Build A Tiny Hot Wire Foam Cutter

Let’s face it: cutting foam with a knife, even a serrated plastic knife meant for the job, is a messy pain in the ass.  This is as true for insulation board as it is for the ubiquitous expanded polystyrene kind of foam used for everything from coffee cups to packaging material.

Those stick-type hot wire cutters from the craft store that plug into the wall aren’t much better than a knife. The actual cleaving of foam is easier, but dragging a long, hot flexible wand through rigid foam just right, without making burn marks, is pretty frustrating. It’s not like you can hold the other end to keep it steady. A foam cutter built like a coping saw but held parallel to the wire would offer much better control.

[Techgenie]’s handheld hot wire foam cutter is a simple build based on a single 18650 and a piece of nichrome wire. While this is probably not the most Earth-shattering hack you’ll see today, it’s a useful tool that can be made in minutes with items on hand. Laptop chargers are full of 18650s, and nichrome wire can be sourced from old toasters, hair dryers, or space heaters.

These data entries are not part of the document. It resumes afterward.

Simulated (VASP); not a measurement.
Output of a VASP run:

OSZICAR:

You shouldn’t use just any old wire for this, though, or the battery will get hot and potentially explode. Nichrome wire has a high resistance, and that’s exactly what you want in a tool that essentially shorts a battery to make heat. [Techgenie] used a momentary button instead of a switch, which is a good way to stay safe while using it. It wouldn’t hurt to add some protection circuitry and take the battery out when you’re done. Burn past the break to watch him build it and cut a few tight turns with ease.

If you have bigger, more complicated foam-cutting jobs in mind, why not build a CNC version out of e-waste?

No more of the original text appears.